WILLISTON, N.D. – Natural gas production in the Williston Basin could more than quadruple current levels, pushing North Dakota into a more leading role in supplying the U.S. natural gas market, according to a study released Wednesday.
The report also projects that oil production in the Williston Basin could grow to 1.8 million barrels per day by 2017 and more than 2 million barrels per day by 2025. May production was about 640,000 barrels per day.
The North Dakota Pipeline Authority commissioned the study from Bentek Energy, an energy market analytics company, to get more information about future natural gas production.
Results from the study show that as Bakken and Three Forks wells age, the amount of gas they produce will grow substantially in seven to 10 years.
Justin Kringstad, director of the Pipeline Authority, said that will have a significant impact on the amount of pipelines and other infrastructure needed to handle that amount of natural gas.
“It’s exciting,” Kringstad said. “There’s tremendous potential for additional investments in gas processing and gas transportation.”
Lynn Helms, director of Mineral Resources, said this new information means that every Bakken well has an economical lifespan of about 45 years, rather than 29 years as previously thought.
Natural gas from the Bakken formation is unique because it is rich in natural gas liquids, significantly more than what is found in other natural gas production areas, Helms said.
While the price of natural gas is not projected to increase, the natural gas liquids that North Dakota produces have a higher dollar value, although not as high as crude oil, Kringstad said.

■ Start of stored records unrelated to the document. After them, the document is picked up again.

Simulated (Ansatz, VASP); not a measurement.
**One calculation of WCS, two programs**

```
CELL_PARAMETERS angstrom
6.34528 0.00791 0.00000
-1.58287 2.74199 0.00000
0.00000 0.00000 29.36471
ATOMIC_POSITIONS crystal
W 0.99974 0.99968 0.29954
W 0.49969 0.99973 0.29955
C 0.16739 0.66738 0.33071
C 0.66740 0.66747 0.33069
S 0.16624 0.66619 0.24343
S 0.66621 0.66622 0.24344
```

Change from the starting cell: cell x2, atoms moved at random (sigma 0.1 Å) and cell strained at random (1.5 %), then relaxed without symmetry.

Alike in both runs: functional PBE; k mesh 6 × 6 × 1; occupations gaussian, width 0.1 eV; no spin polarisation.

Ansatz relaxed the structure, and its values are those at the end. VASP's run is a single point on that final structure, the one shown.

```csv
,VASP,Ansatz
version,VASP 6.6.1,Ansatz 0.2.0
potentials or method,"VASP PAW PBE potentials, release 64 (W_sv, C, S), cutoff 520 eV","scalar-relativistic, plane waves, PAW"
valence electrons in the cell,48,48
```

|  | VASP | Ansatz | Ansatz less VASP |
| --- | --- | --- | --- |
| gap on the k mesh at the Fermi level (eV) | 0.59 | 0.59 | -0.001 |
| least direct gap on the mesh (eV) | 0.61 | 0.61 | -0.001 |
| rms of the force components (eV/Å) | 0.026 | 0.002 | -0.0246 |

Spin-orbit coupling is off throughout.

“Those natural gas liquids make it very economical to continue the investment,” he said.
Propane and ethane are the two natural gas liquids North Dakota produces that are the most valuable, Helms said.
Unlike oil, the only way to ship natural gas to a processing facility is by pipeline. Getting those liquids to market will require significant investment.
North Dakota officials initially estimated it would require $3 billion to $4 billion to build the necessary infrastructure to handle the natural gas, Kringstad said.
Now that investment may need to be as much as $15 billion, Kringstad said.
Officials expect that private industry will look at this study and use it as a planning tool to develop additional pipelines, gas processing plants and other infrastructure.
“There are companies that are looking for the next opportunity,” Kringstad said.
The study looked at Bakken and Three Forks wells in the U.S. portion of the Williston Basin, which is primarily North Dakota and eastern Montana, Kringstad said.
North Dakota produced 651 million cubic feet of natural gas per day in April and Montana produced 85 million cubic feet, for a combined total of 736 million cubic feet.
The study projects that the two states will produce 3.1 billion cubic feet of natural gas per day by 2025.
The results also provide a strong outlook for value-added industries utilizing natural gas liquids, such as fertilizer, petrochemical and natural gas-fired electrical generation, Kringstad said.